This explained lots of things that had dogged my school years, my poor spelling, uncoordinated handwriting, lack of organisation and poor memory and exam performance. In doing an online Open University course, a degree especially chosen so I do not have to meet other students face to face very much.

Stan Barstow was the first author I read who I felt wrote about my world. I was about nineteen when I discovered him.

I still write but hide my work.

Only this year when listening to ‘Where are all the working class writers’ on Radio 4 I realised that it’s okay be from a working class background and have the temerity to want to be a writer.

Okay to have an opinion, to speak out, to listen to Radio 4 and Radio 3.

There are others like me.

It stops now: the shame, the hiding. I am a person who writes.

Bio I live in Lancashire, I have lived on a narrow boat working and traveling the system. My favourite water ways are the Shropshire Union canal and the Upper Thames but all canals have their unique beauty. My passions are nature, reading and writing and … Jack Russel terriers.  I have a degree in psychology and English.

Twitter: @megski1

Firstly by Douglas Bruton

I am not sure where it is I belong or even what this class thing really means…

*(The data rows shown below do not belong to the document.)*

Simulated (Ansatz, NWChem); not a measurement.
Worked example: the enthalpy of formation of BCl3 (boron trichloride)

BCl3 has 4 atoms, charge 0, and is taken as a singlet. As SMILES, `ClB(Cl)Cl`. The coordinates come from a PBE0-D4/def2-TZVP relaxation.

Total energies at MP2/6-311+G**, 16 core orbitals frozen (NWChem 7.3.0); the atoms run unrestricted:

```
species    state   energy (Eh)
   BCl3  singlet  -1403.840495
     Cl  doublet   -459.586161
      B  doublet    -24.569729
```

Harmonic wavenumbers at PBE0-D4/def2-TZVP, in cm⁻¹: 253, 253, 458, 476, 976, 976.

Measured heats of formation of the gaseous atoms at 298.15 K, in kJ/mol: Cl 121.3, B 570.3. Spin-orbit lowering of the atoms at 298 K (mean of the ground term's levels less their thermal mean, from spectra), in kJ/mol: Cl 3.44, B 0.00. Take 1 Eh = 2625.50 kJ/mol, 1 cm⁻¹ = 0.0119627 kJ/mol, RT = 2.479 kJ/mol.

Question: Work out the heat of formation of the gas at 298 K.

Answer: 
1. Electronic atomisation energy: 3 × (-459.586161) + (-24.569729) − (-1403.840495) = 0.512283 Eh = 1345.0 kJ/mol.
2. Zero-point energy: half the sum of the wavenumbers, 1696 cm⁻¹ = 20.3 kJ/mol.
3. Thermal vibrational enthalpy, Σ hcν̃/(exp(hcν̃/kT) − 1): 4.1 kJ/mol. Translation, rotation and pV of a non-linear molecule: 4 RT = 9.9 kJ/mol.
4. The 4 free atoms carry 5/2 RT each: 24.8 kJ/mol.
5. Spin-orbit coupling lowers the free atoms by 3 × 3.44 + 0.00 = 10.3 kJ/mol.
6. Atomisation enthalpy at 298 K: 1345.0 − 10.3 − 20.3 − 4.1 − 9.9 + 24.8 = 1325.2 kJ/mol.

Firstly, (and there will only be a ‘firstly’ for reasons that will become clear) I find it hard to know which class I belong to. My parents were brought up in the poorest part of Edinburgh and they were not educated – my father was bright enough but his poverty held him back… he had three jobs by the time he was fourteen and there was no money for school and no time… he joined the army when he was twenty as an escape from poverty and as an escape into some sort of education.

My mother kept a house that was clean as a new pin and my brother and I were always turned out smart – she’d have been mortified if we weren’t. Debt was never countenanced and we never bought anything we did not have the money for.

Education was held up as the golden ticket into a good future. Everything was sacrificed to my education – including my place in the family.

When my father was posted to Germany at the end of the 1960s I was forced to attend a forces subsidised boarding school for two years. Then after this I stayed with my uncle in Edinburgh so I could finish my education all in the one place – my uncle was a refuse collector (we called them bin men in the 1970s). I wore second hand clothes at high school; my school bag was a rescued miner’s haversack that had seen better days; I washed and ironed my own shirts, and cooked (if frying potatoes can be called cooking), and I slept in an unmade bed that held my shape like a nest. There was no money in my pockets and no money in the house I lived in. I did not really feel I belonged there.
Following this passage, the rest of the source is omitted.